The online comments and other cyber delivered messages are the new form of Michel Foucault’s disciplinary gaze that aims to punish those who do not fit within its beauty standards. Unlike the public gaze that is temporal and ephemeral, the online comment exists for public view, sharing and commenting in perpetuity.
Once the project was in the public domain, the bullying messages and websites can be divided into three categories: declarations of my overall unattractiveness, condemnations of my body weight or assumptions about my ableness based on the size of my body. The messages were typically short, poorly written and contained words that were extremely abusive and reprimanding. The emails and social media comments were generally the same length, and the author of the email was generally anonymous while the social media comment connected to the online profile of its author.

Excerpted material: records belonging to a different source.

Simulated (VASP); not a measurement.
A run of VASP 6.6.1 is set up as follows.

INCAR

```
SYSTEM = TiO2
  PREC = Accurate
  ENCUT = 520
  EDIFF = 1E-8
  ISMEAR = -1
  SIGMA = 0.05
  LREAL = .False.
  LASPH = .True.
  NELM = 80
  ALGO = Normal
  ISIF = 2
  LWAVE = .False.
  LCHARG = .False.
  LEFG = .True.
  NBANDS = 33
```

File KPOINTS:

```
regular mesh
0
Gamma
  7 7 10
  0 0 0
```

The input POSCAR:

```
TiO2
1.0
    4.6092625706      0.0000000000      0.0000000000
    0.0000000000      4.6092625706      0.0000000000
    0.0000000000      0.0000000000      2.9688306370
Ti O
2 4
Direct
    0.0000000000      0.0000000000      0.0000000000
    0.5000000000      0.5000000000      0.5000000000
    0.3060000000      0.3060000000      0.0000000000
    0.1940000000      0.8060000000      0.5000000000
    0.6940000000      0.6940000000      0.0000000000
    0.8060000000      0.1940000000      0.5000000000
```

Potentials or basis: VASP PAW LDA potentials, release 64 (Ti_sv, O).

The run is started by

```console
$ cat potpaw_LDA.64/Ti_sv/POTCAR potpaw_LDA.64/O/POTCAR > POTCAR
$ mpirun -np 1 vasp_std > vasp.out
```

There is significant research published on the analysis of social media as a panopticon site for a gaze that is used to surveil people’s opinions and locations. However, I identify a gap in the literature equating criticising content of bullying emails, derogatory social media comments and blog content as a form of the disciplinary gaze on bodies.
For each image in The Bully Pulpit series, I recreated the likeness of the bully by wearing the wig and clothing that matched their profile photograph. In instances when the bully was wearing an item of clothing with a specific graphic, I procured the identical item to wear in their photograph. As an example, for “Speedo Man,” I located the speedo the bully was wearing in his profile photograph and acquired it for the image. The images in The Bully Pulpit series align with Philip Auslander’s definition of a theatrical performance document as the performances were constructed to be photographed.
I embodied humour by utilising absurdly unrealistic prosthetics with exaggerated features and poor props in each image. My goal was to create a likeness that was very close to the bullies’ profile but not an exact facsimile of their features. If I had created a facsimile of the bullies’ profile photograph, the viewers’ attention would be spent identifying the bullies. This would have taken away from my goal of reversing the weaponization of humour as a form of social control by making the bullies the subject of the joke.
Performative methodologies are essential to The Bully Pulpit series. In order to create a convincing representation of the bullies, I channelled the bullies through my performance. Each bully’s performance was created from my study of their mannerisms and body language portrayed in their public profile. My channelling and performances of the bully’s idiosyncrasies give authenticity to my “becoming” them for the photograph thus highlighting the humorous elements of the photograph.